Since the solemn moment when the world knew that Winston Churchill had breathed his last, a roll of honor of some seventeenth-century poet has elusively haunted me. To lay it I have asked friends, poets, and publishers, even All Souls College. All remember it, but none can place lines that say:
O that Sir Philip Sidney should be dead
O that Sir Walter Raleigh should be dead.
Many another glorious name is listed, and now we can add:
O that Sir Winston Churchill should be dead.
He above all these is not to be mourned. He lived his last years imprisoned by age, and now that the iron gates of life are opened, his spirit soars to the liberty he lived for. Nothing survives—not marble nor gilded monuments at Westminster Abbey, not even pyramids enclosing pharaohs. Only legend remains, and Sir Winston's legend is as secure as that of any hero who fought and triumphed over evil. His fame will last when records are effaced, till legends become fables, and fables histories.
No man deserved his laurels more wholly. He has left us the example of his prowess—the books that record his great times; and more than these he gave us courage.
Some years ago I wrote for my own records what I remembered about Winston Churchill over fifty years, and among these notes comes a facet of his life that in the elegies and paeans of today may not be emphasized. I mean his life with his wife and the part she played in balancing his lion's heart. My contribution scarcely fits this day of awful solemnity, but the account of his domestic side cries out to be heard. I quote:
"Winston Churchill, the greatest man ever fathered by England or mothered by America, Winston who in our most dread days armed us with a superhuman courage and endurance that we might respond to his words and actions, victoriously chose his wife with love, wisdom, and intuition.
"Many great men have done as much. Caesar's Calpurnia, we are told, was above suspicion. Nothing is known of her beauty, and we cannot guess at her temptations. Josephine, chosen by Napoleon in his youth for love, was a better wife than the princess who bore him a son. Mrs. George Washington was surely good, and Mrs. Roosevelt too. Disraeli married out of cold sense rather than sentiment, and learned to love his wife tenderly. Mrs. Gladstone was adored by William, for whom she would hide in her bodice cakes and goodies from party tables. Among Prime Ministers I have personally known, Mr. Asquith chose (or was he chosen by?) a Christian dynamo who loved him till his end and after. Lord Baldwin could not sustain life after his wife's death. There was Tolstoy's marriage of unadulterated and increasing misery, yet who but Sofya Andreevna could he have found to bear him thirteen little Russians and copy War and Peace seven times with her own hand? A wise choice indeed.

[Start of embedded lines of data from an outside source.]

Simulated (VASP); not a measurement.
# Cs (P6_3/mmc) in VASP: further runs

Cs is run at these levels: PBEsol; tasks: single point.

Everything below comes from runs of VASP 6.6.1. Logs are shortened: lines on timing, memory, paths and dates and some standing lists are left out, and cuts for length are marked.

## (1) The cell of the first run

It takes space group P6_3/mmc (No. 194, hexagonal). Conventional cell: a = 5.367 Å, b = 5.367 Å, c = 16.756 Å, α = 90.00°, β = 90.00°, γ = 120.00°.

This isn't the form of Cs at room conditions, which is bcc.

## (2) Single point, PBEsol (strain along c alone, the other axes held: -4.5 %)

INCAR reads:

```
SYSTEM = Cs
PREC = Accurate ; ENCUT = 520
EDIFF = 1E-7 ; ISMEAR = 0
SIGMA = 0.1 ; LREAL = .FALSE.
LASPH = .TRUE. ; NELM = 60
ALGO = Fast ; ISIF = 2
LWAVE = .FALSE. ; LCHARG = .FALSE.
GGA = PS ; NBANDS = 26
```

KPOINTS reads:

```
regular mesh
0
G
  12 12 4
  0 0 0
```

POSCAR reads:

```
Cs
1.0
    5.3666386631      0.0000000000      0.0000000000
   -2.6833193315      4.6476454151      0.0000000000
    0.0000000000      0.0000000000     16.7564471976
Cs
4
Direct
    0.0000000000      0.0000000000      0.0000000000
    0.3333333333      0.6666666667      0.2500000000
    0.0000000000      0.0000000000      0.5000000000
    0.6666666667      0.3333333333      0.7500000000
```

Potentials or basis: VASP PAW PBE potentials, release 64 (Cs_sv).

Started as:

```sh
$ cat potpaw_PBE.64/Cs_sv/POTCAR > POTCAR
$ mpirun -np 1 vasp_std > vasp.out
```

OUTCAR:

"Winston Churchill, not in his earliest youth, chose most wisely and most well. His bride could have figured in a Homeric story. She was statue-like, and one expected to see her carrying an agate lamp. Her large, lightest of blue-green eyes, her chiseled nose and elegantly upheld head suggested a goddess of the infant world. Blood coursed through the marble, flushing it with animation, warmth, sometimes rising to passionate heat in partisanship of a cause. Calm she also had, with a well-balanced judgment of people and situations—consistent and reliable. She often knew the sheep from the goats better than Winston did. 'Clemmie sits behind me on the platform, shaking her beautiful head in disagreement with some new and pregnant point I am developing,' I remember his saying, with pride in her stable liberalism, after some Tory meeting. Her devotion never subjected her to becoming a doormat or to taking the easier way with her high-powered Hercules."
I personally, did not know the Churchills when they married, though they were household words since I first remember adult talk. I saw Clemmie's tall, slim figure for the first time in 1910, swathed in black weeds, together with another strangely beautiful young woman, passing silently, as I was myself, before the bier of King Edward VII in Westminster Hall. I asked who were these Attic women and was told they were Winston Churchill's wife and his sister-in-law, Lady Gwendeline Churchill (later mother to Clarissa Eden). I can never forget their veiled beauty. I did not know how the Churchills lived or where. I knew there were children; that a little girl by dying had plunged her mother into deep grief which left a permanent scar. Neither Randolph, an Olympian-looking boy, nor the two older daughters did I set eyes upon till they were grown up, and Mary, the youngest, was still a child when, in the thirties, I came more intimately into the home life of Chartwell.
I was continually meeting Winston at small parties of friends—perfect companions and audiences for his histrionics, his eloquence, and his quips; or at bigger, more formal dinners, where he would sit, a little hunched, distrait or perhaps just self-sufficient, between two ladies trembling with shyness and glowing with the vain hope of pleasing or impressing. Whenever I saw him and his wife together in country houses, pompous or bohemian, they appeared a shining epitome of successful marriage.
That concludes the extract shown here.